Next actions: Making the knowee prototype public (deadline missed, boo!), and relaunching the ARC site, together with proper community tools and the new release.

Web Clipboard: Adding liveliness to "Live Clipboard" with eRDF, JSON, and SPARQL.

C
Some context: In 2004, Tim Berners-Lee mentioned a potential RDF Clipboard as a user model which allowed copying resource descriptions between applications. Depending on the type of the copied resource, the target app would trigger appropriate actions. (See also the ESW wiki and Danny's blog for related links and discussion.)

I had a go at an "RDF data cart" last year which allowed you to "1click"-shop resource descriptions while surfing a site. Before leaving, you could "check out" the collected resource descriptions. However, the functionality was limited to a single session, the resource pointers didn't use globally valid identifiers.

Then, a couple of months ago, Ray Ozzie announced Live Clipboard, which uses a neat trick to access the operating system's clipboard for Copy & Paste operations across web pages.

Last week, I finally found the time to combine the Live Clipboard trick with the stuff I'm currently working on: A Semantic Publishing Framework, Embeddable RDF, and SPARQL. If you haven't heard of the latter two: eRDF is a microformats-like way to embed RDF triples in HTML, SPARQL is the W3C's protocol and query language for RDF repositories.

What I came up with so far is a Web Clipboard that works similar to Live Clipboard (I'm actually thinking about making it fully compatible), with just a few differences:

  • Web Clipboard uses a hidden single-line text input instead of a textarea which seemed to be a little bit easier to insert into the document structure, and it makes it work in Opera 8.5. The downside is that input fields don't allow multi-line content to be pasted (which is not needed by Web Clipboard, but will be necessary if I want to add Live Clipboard compatibility)
  • Web Clipboard doesn't paste complete resource descriptions, but only pointers to those. This makes it possible to e.g. copy a resource from a simple list of person's names, and display full contact details after a paste operation. (See the demo for an example which does asynchronous calls to a SPARQL endpoint). This "pass by reference" enables things like distributed address books or calendars where changes at one place could be automatically updated in the other apps.
  • Instead of XML, Web Clipboard uses a small JSON object which can simply be evaluated by JavaScript applications, or split with a basic regular expression. The pasted object contains 1) a resource identifier, and 2) an endpoint where information about the identified resource is available. The endpoint information consists of a URL and a list of specifications supported by the endpoint.

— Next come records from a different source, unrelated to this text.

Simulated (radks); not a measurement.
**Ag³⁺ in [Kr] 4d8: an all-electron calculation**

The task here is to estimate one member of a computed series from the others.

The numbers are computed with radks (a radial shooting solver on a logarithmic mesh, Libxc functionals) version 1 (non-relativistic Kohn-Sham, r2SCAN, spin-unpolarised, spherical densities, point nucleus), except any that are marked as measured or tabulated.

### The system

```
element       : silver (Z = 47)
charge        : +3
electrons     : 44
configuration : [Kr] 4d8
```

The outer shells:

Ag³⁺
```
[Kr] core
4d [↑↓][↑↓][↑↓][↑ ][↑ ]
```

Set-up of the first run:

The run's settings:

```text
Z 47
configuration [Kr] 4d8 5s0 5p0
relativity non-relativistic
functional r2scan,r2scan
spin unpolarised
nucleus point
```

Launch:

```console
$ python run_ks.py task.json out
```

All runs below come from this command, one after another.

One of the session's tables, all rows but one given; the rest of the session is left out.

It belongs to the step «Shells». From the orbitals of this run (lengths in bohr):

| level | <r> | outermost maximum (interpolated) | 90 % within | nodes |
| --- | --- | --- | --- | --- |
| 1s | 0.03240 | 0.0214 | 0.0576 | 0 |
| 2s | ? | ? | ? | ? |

Complete documentation is going to be up at the clipboard site, but I'll first see if I can make things Live Clipboard-compatible (and I'll be travelling for the rest of the week). Here is a simple explanation how the current SPARQL demo works:

Apart from adding a small javascript library and a CSS file to the page, I specified the clipboard namespace and a default endpoint to be used for any resource pointer embedded in the page (this is eRDF syntax):
<link rel="schema.webclip" href="http://webclip.web-semantics.org/ns/webclip#" />
<link rel="webclip.endpoint" href="http://www.sparqlets.org/clipboard/sparql" />

Then I embedded a sparqlet that generates the list of Planet RDF bloggers (this is done server-side). The important thing is that the HTML contains eRDF hooks like this:
<div id="agent0" class="-webclip-Res">
  <span class="webclip-resID" title="_:bb1ed0e67fdb042619f2f20fdc479c3af_id2245787"></span>
  <span class="foaf-name">Bob DuCharme</span>
  <a rel="foaf-weblog" href="http://www.snee.com/bobdc.blog/">bobdc.blog by Bob DuCharme</a>
</div>

Ideally, the resource ID (webclip:resID, here again in eRDF notation) is a URI or some other stable identifier. The queried endpoint, however, obviously couldn't find a URI for the rendered resource, so it only provided a bnode ID. This is ok for the SPARQL endpoint the clipboard uses, though. The "foaf:weblog" information could be used to further disambiguate the resource identifier, the demo doesn't use it, however.

(The nice thing about eRDF-encoded hooks is that the information can be read by any HTTP- and eRDF-enabled client, the clipboard functionality could be implemented without having to load the page in a browser.)

Now, when the page is displayed, an onload-handler instantiates a JavaScript Web Clipboard which automatically adds an icon for each resource identified by the "webclip:Res/webvlip:resID"-hooks.

When the icon is clicked, the resource pointer JSON object is created and can be copied to the system's clipboard. It currently looks like this (on a single line):
{
 resID : "_:bb1ed0e67fdb042619f2f20fdc479c3af_id2245787",
 endpoint: {
  url: "http://www.sparqlets.org/clipboard/sparql",
specs: [ "http://www.w3.org/TR/rdf-sparql-protocol/", "http://bob.pythonmac.org/archives/2005/12/05/remote-json-jsonp/" ]
} }

We can see that the clipboard uses the default endpoint mentioned at the document level as the embedded hook didn't specify a resource-specific endpoint. We can also see that the endpoint supports two specs, namely the SPARQL protocol and JSONP.

When this JSON object is pasted to another clipboard section, the onpaste-handler can decide what to do. In the demo, any paste section will make an asynchronous On-Demand-JavaScript call to the resource's SPARQL endpoint to retrieve a custom resource representation. The "Latest blog post" section uses a pre-defined callback, but this can be overwritten (as e.g. done by the "Resource Description" section which uses a custom function to display results).

I've added a playground area to the clipboard site where you can create your own clipboard sections. Give it a try, it's not too complicated. You can even bookmark them.

Here is an example JavaScript snippet that adds a clipboard section to a clipboard-enabled page with an 'id="resultCountSection"' HTML element:
window.clipboard.addSection({
  id : "resultCountSection",
resIDVar : "myRes",
query : "SELECT ?knowee WHERE "+ "{"+ " ?myRes <http://xmlns.com/foaf/0.1/knows> ?knowee . "+ "}"+ " LIMIT 50", callback : function(qr){ var rows=(qr.results["bindings"]) ? qr.results.bindings : []; var result="The pasted resource seems to know "+ rows.length+" persons."; /* update paste area */ this.item.innerHTML=result; /* refresh clipboard */ window.clipboard.activate(); } }); window.clipboard.activate();

Something like this is all that will be needed for the final clipboard. No microformats parsing or similar burdens (although you could use the Web Clipboard to process microformats). The Clipboard's definition of an endpoint is rather open, too. An RSS file could be considered an endpoint as well as any other Web-accessible document or API.